At pressure `P` and absolute temperature `T_(1)` a mass `M` of an ideal gas fills a closed container of volume `(V)`. An additional mass `2 M` of the same gas is added into the container and the volume is then reduced to `(V)/(3)` and the temperature to `(T)/(3)`. If now the pressure of the gas is `n P`, then find `n`.

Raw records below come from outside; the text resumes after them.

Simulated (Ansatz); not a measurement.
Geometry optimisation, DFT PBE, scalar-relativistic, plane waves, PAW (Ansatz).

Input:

To solve the problem, we will use the ideal gas law, which states that: \[ PV = nRT \] where: - \( P \) = pressure - \( V \) = volume - \( n \) = number of moles of gas - \( R \) = universal gas constant - \( T \) = absolute temperature ### Step-by-Step Solution: 1. **Initial Condition**: - Given that at pressure \( P \) and temperature \( T_1 \), a mass \( M \) of an ideal gas fills a volume \( V \). - Using the ideal gas law, we can write: \[ PV = \frac{M}{M_m} RT_1 \] - Here, \( M_m \) is the molar mass of the gas. This is our **Equation 1**. 2. **Final Condition**: - An additional mass \( 2M \) of the same gas is added, making the total mass \( 3M \). - The volume is reduced to \( \frac{V}{3} \) and the temperature is reduced to \( \frac{T_1}{3} \). - The new pressure is denoted as \( P' \). - Using the ideal gas law again, we can write for the new condition: \[ P' \left(\frac{V}{3}\right) = \frac{3M}{M_m} R \left(\frac{T_1}{3}\right) \] - Simplifying this, we get: \[ P' \frac{V}{3} = \frac{3M}{M_m} \frac{RT_1}{3} \] - This simplifies to: \[ P' \frac{V}{3} = \frac{M}{M_m} RT_1 \] - Rearranging gives us: \[ P' = 3P \] - This is our **Equation 2**. 3. **Finding \( n \)**: - From the above equation, we see that \( P' = nP \). - Since we found \( P' = 3P \), we can equate: \[ nP = 3P \] - Dividing both sides by \( P \) (assuming \( P \neq 0 \)): \[ n = 3 \] ### Final Answer: Thus, the value of \( n \) is \( 3 \).